3D games, particularly shooters, are a different story. When you move the mouse, the game engine uses dots to transform the game geometry in order to simulate 3D perspective rotation. You are not moving a single pixel vertically or horizontally along a 2D grid, you are making lines and images all over your screen shift and transform. Sensitivity affects how much your aim shifts per dot and lower sensitivity will result in shorter shifts. It's a misconception to think that one pixel is the smallest distance you can turn because 3D position coordinates are abstracted away from screen pixels and have virtually unlimited precision. You are not aiming at pixels, you are aiming at coordinates, and the computer tries its best to show it. Unlike for 2D cursors, mouse dots are not ignored with low sensitivity and using high DPI will allow you to take advantage of this precision without sacrificing speed. Therefore, it is in your best interest to use the highest DPI and the lowest sensitivity you can get away with.

To observe this, try setting your DPI to the lowest setting and start a game (ideally, you should use a Source Engine game like Counter-Strike: Global Offensive because of its developer console and support for extreme software sensitivities). Make sure to disable any antialiasing to make it easier to spot changes in the geometry edges. Next, line up your crosshair against a straight edge of a wall corner, set an extremely high sensitivity, and try to move your crosshair as little as possible away from the corner. Repeat for lower sensitivities. Higher sensitivity will jump away from the corner while lower sensitivity will jump less. If you set an extremely low sensitivity, your crosshair might not move from the corner, but you can still see that the jaggy edges of the geometry will still shift. This means the game is registering and using mouse dots to shift your aim in very tiny increments. Increase the DPI while keeping sensitivity low and you will find that you will not sacrifice the precision of low sensitivity while still being able to turn quickly. Lowering DPI with high sensitivity will not change the minimum turn distance and will always be imprecise.

Smoother movements

In general, smoother animation comes from having more animation frames crammed into the same animation distance. While moving your mouse, each report of the mouse is an instruction to shift your aim and it does this up to 1000 times per second to simulate fluid movement. The problem with low DPI is that when you're moving the mouse slowly, you're not sending enough dots per report per second to match your rendering frame rate. While the GPU may render at 60 FPS, your aiming might not be shifting 60 times per second with slow movements. If you can step one dot at a time, you're stuttering your input. High DPI ensures that even the slowest movements you make will send enough dots to make aiming appear smooth.

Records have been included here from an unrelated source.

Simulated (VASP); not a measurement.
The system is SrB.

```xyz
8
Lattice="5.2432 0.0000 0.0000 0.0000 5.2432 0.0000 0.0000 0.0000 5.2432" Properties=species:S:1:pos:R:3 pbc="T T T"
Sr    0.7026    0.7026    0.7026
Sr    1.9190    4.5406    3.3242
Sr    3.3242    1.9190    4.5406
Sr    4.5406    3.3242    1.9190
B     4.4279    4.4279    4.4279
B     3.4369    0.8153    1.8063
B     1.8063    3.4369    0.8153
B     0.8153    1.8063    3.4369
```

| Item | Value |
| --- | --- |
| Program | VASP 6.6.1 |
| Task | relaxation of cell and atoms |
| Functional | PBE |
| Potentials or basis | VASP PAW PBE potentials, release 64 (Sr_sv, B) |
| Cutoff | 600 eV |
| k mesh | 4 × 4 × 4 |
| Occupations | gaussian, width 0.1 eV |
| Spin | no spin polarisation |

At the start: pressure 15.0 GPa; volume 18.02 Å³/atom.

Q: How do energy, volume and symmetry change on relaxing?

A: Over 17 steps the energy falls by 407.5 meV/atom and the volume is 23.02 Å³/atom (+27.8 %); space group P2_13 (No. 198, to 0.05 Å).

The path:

You can test how smooth your movements are by using Paint. Draw a horizontal line 60 pixels long and try moving your mouse cursor along that line to get an idea of how fast you need to move your mouse to go from one end to the other in one second. If you move your mouse slowly as though lining up a head shot at long range, there's a good chance you won't reach the end of the line in one second at that speed, which means you are not doing 60 dots per second. Higher DPI will make it easier to traverse the line in one second or less for even the tiniest hand movements.

In Game Test.jpg
A very high sensitivity will result in your aim jumping regardless of game engine (exaggerated here for clarity). The only way a game can increase your turn speed is by shifting a greater distance per dot. Ideally, you should always keep sensitivity as low as possible relative to DPI for maximum precision.


Diminishing returns

High DPI/low sensitivity has diminishing returns of precision because things like engagement ranges, weapon accuracy, crosshair thickness, monitor resolution, and the limits of the human hand limit how much of a practical difference it makes. If you are already using a very low sensitivity and aim with your wrist or arm, it might not make much of a difference. But if you use a higher sensitivity and aim with your fingers (i.e. claw grip), the difference is quite noticeable. It's easiest to see when aiming at long range without zooming in, when your opponent's head is only a few pixels big; games with very far draw distances are ideal.

Mouse quality

Different mice perform differently at the same DPI level. Some mice, particularly older mice, are overdriven at the highest DPI setting and have extremely crooked movements that will be visible in-game even at low sensitivity. Do the MS Paint test to see how much error there is on your mouse. If you can't get similiar results to mine, you need to settle for a lower DPI setting. In my experience, the G502 has no noticeable tracking issues at 12000 DPI. With a good mouse, tiny amounts of error are dampened by a sufficiently low sensitivity and chances are, your hand is far more crooked than the sensor noise.

Game engine constraints

Not all game engines support high DPI and low sensitivity, and the game may exhibit unusual behaviour if you try. One behaviour is negative mouse acceleration, where the game stops responding to input if you move too fast. I am not certain why this happens, but the lower the sensitivity, the easier it is to hit the limit. The fact that other game engines can handle it suggests it is due to deliberately (and unnecessarily) restricted design. In these cases, you can't use high DPI, unless the game can be tweaked to disable this, which is rarely the case, but you can still find the highest DPI and lowest sensitivity you can get away with to squeeze out as much precision as you can.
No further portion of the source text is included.